ALBANY, N.Y. -- Albany Police Chief Brendan Cox is stepping down, sources tell Time Warner Cable News, to pursue other career opportunities after a little more than a year on the job.
While neither Cox, the Albany Police Department nor Albany City Hall responded Friday to requests for comment, the city announced a Monday morning news conference with the chief and the mayor.
Cox, the 24th chief of the Albany Police Department, took over for former chief Steven Krokoff. Cox became acting chief in April 2015 and was officially sworn in months later, in July.
Prior to becoming chief, Cox spent more than two decades in different roles within the police department. In that time, he became a visible figure in the community, and ensured many other members would do the same.
Since becoming chief, Cox has won praise and earned collaboration, even from those who once criticized police, like activist Alice Green.
"I think he's contributed so much, in a short period of time," Green said.
"You know, we traveled to Seattle to look at the LEAD program in the past, and he was very impressed with that approach."
LEAD became a signature of Cox's tenure, earning national accolade, but his year-and-a-half on the job has not all been easy.
For Cox, arguably the biggest case of his tenure was Dontay Ivy's death. Ivy died after he was shocked by police tasers back in 2015, right around the time he became acting chief. The officers who shocked Ivy were not charged, but his death set off calls for body cameras nd more transparency within the department.
Ivy's death came in the midst of national unrest over police killings of young black men, and yet, Albany remained mostly calm.
"It's obvious we didn't blow up in Albany with the Ivy, because one of the main reasons was Chief Cox, how he handled things, how he dealt with, how he worked with, how he helped," said Pastor McKinley Johnson, Albany African-American Clergy United for Empowerment.
In the more than year and a half since, Cox oversaw a number of changes to help increase public confidence. This past September, some police officers began wearing body cameras for the first time, testing different vendors. Cox also oversaw the creation of a department-wide body camera policy.

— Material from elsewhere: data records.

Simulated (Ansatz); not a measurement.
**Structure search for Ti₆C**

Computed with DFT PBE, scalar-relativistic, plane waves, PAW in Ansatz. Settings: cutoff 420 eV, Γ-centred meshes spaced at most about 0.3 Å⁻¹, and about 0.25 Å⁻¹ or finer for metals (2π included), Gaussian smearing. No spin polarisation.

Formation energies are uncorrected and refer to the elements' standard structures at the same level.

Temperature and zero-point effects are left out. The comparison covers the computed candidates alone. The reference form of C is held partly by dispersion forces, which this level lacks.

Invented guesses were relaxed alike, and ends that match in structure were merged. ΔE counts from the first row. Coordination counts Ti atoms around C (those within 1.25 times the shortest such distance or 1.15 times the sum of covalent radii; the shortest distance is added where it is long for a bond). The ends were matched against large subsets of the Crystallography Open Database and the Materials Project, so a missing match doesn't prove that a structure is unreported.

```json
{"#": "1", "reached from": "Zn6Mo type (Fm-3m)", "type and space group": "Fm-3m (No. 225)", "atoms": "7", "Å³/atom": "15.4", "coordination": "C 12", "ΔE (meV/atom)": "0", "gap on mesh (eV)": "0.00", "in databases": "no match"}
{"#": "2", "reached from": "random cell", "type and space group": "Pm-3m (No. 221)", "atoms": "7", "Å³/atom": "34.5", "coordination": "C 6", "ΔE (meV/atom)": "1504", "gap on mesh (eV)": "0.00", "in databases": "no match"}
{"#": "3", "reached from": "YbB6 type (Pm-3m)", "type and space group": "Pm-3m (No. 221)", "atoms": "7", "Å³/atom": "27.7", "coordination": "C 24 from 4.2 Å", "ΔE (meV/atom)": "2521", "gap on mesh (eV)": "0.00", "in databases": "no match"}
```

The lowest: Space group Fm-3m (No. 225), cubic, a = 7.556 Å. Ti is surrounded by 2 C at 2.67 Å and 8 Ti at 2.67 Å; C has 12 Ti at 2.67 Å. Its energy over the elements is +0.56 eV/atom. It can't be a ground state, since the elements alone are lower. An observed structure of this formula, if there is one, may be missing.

His efforts in community policing eventually earned him recognition nationally and even internationally. In February of last year, a group of nine men and women from the Republic of Georgia visited Albany to learn about their community police initiatives. Cox was still deputy chief at that point.
Speaking from out of town Friday, Albany Common Council president Carolyn McLaughlin said Cox truly cares about his community.
"It was nothing for him to go to a community meeting, and sit there and talk, and hear the concerns of the people," McLaughlin said.
Sources in Albany confirm Cox will take those talents elsewhere AND join his beloved LEAD program at the national level. LEAD would not confirm Cox's hiring Friday, but said in a statement:
"Chief Cox was able to implement reforms that brought Albany communities together... we hope he continues to be a leading voice for law enforcement reform."
You can call Cox a visionary; a communicator; a chief able to bridge the divide between cops and community. Though his career as police chief here will end up being pretty short, Cox's impact will last much longer.
According to sources, Cox will leave the city within the next 30 days.